Cons: Mechanically, this story has some flaws. While far from illiterate, there are enough issues to trip you up as you read it. Of particular note seems to be the author’s tendency to confuse homophones: “Out of site” instead of “Out of sight”. Continuing on the technical issues, , the author does have some problems with Japanese honorifics. Specifically, he has Hermione refer to Setsuna as –sempai repeatedly when referencing lessons that Setsuna is teaching her about Kendo (In the Shimmieryu school nonetheless). Mokoto would have a fit! The honorific –sempai is used for someone who has seniority over you, and its counterpart is –kohei. For example, Fred and George Weasley would be Weasley-sempai to Harry’s Potter-kohei. The honorific that the author is looking for is actually –sensei (unless it was Ku teaching her martial art, then it is –sifu). The –sensei honorific is used for someone who is educated (like a doctor) or someone who is educating you (like a teacher or martial arts instructor). The honorific –sifu is actually the Chinese equivalent. Lastly there is the whole boya thing. I know Evangeline A.K. McDowell has a tendency to call him boya, but Asuna actually call Negi ‘Negi-bozu’ instead of ‘Negi-baka’. Baka, as any good anime fan knows means ‘idiot/fool’ and is generally considered extremely rude. The –bozu honorific means ‘little boy’. I know that the honorifics can be confusing , and I lived in Japan for 3 years!

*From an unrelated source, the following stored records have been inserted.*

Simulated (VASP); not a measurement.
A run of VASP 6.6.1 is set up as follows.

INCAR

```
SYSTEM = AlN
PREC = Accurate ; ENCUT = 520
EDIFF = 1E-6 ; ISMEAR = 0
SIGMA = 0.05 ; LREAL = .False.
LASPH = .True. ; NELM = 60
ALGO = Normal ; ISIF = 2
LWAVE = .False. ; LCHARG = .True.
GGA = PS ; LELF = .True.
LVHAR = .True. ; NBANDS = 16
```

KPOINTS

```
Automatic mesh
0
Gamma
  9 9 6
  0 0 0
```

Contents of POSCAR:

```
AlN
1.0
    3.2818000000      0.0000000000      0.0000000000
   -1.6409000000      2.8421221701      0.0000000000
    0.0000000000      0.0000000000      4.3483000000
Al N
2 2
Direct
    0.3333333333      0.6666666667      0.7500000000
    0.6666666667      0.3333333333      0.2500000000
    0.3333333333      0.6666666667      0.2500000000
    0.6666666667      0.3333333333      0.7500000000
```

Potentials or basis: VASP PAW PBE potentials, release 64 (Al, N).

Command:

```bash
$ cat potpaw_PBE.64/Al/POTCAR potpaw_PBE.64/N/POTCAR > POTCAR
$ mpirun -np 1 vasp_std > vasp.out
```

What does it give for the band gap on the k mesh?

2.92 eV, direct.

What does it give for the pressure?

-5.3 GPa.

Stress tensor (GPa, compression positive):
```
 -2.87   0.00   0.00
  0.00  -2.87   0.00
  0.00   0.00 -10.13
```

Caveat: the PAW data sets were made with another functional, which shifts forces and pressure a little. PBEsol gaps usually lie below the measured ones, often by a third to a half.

Another major issue for me is that the author has a tendency to get distracted from the story he is writing and ends up wandering into the unnecessary. Every chapter is bracketed by Authors Notes. In this case I would ask that if you have something to put into Author Notes, either do it at the beginning of the chapter or at the end. Doing both comes off as self-promoting. The author also has a tendency to get distracted IN the story itself. For one thing, the author focuses on things at the oddest times. Why do we have so much information on American Dust Bunnies? Or why did you need to tell me that an American magical suit-thingy was $200 (and I assume you meant USD? Given that none of the characters in that scene are familiar with USD?) I also think he is playing a game with the readers by dropping references to some of his favorite things in the story to be picked up on. At best, like when he does the Freakazoid reference, it is kind of annoying but short enough you can push past it. At worst, when he plugs his friend’s webcomic , it actually completely derails the chapter. While I appreciate the humor he is trying to bring about, it takes a good story and makes it way too cracky. This story is over 67k words, and I honestly feel like way too much of it is unnecessary. The author even admits that he has written a couple of ‘filler’ chapters.
Speaking of the filler chapters, the author includes two of them for character development. One of them, the chapter dedicated to Ron Weasley is actually pretty important to the story. I understand and appreciate that the chapter was necessary for Ron to fill into the role the author wants him in and I am really ok with that! Ron needed that growth, and I loved reading it. What I didn’t love was the filler chapters beforehand, nor the other character development chapter. They weren’t needed because they do nothing for the story. Instead of giving us filler chapters, why didn’t the author gives us maybe some P.O.V vignettes for the principle characters to help develop them more. Instead it feels like the author is expecting every reader to have an in-depth knowledge of Negima, Negima?!, both animes and a passing knowledge of Harry Potter.
I guess that leads to my biggest complaint about this crossover: It’s not a crossover. It is Negima story with some Harry Potter cameos. You will go chapters in this story with only a reference to ANY of the Harry Potter characters. When they Harry Potter characters DO show up, they are treated unevenly. Ron, he gets developed. His ‘Not learning ninja’ training would be something I actually would WANT in a ‘filler’ chapter, as it shows the character growing and stepping out of his normal shell and into the environment that he has found himself in. Hermoine learning kendo is random, but cool I guess. Harry, though, is almost a static figure. Here in the South we would say Harry, in this story, is ‘as useless as tits on a boar hog.’ In 27 chapters, he only features in 3. Furthermore, in one of his three appearances, he gets molly whopped! By Chapter 27, I have honestly stopped caring about the Hogwarts Trio in this story. When Harry does show up and take over in Chapter 27, it is a shock.
Overall: This is a good story with some pretty big flaws for me. I would love to see more of the story, but as it hasn’t been updated in almost a year, I am not holding out hope for a new chapter. Sad, as this tale has a LOT of potential.
| Ashmole chapter 3 . 7/30/2015
I am pretty sure that Harry would side with Hermione at some point because Ron can really be an Abrasive A$$
| Guest chapter 1 . 7/29/2015
Harry has seen a computer. Dudley breaks his in book 1.
| Joe chapter 27 . 4/11/2015
Please update this soon. I really like this fic because it combines the two series really well while remembering what makes both series so much fun; the moments of character development and fluff between the action sequences that give Harry Potter and Negima the solid core that all great franchises need.
It would really make my day if we could have a few more chapters soon.
| s1havingFun chapter 3 . 11/11/2014
great fic !
i can't keep from laughing, you know i m mostly fan of Negima, and you're dead on the tone.
The only thing that's a little bit different - well other than all this crossover stuff : Setsuna is a short girl (but i don't mind it if you choose to make her taller, afterall this is your Fanfic).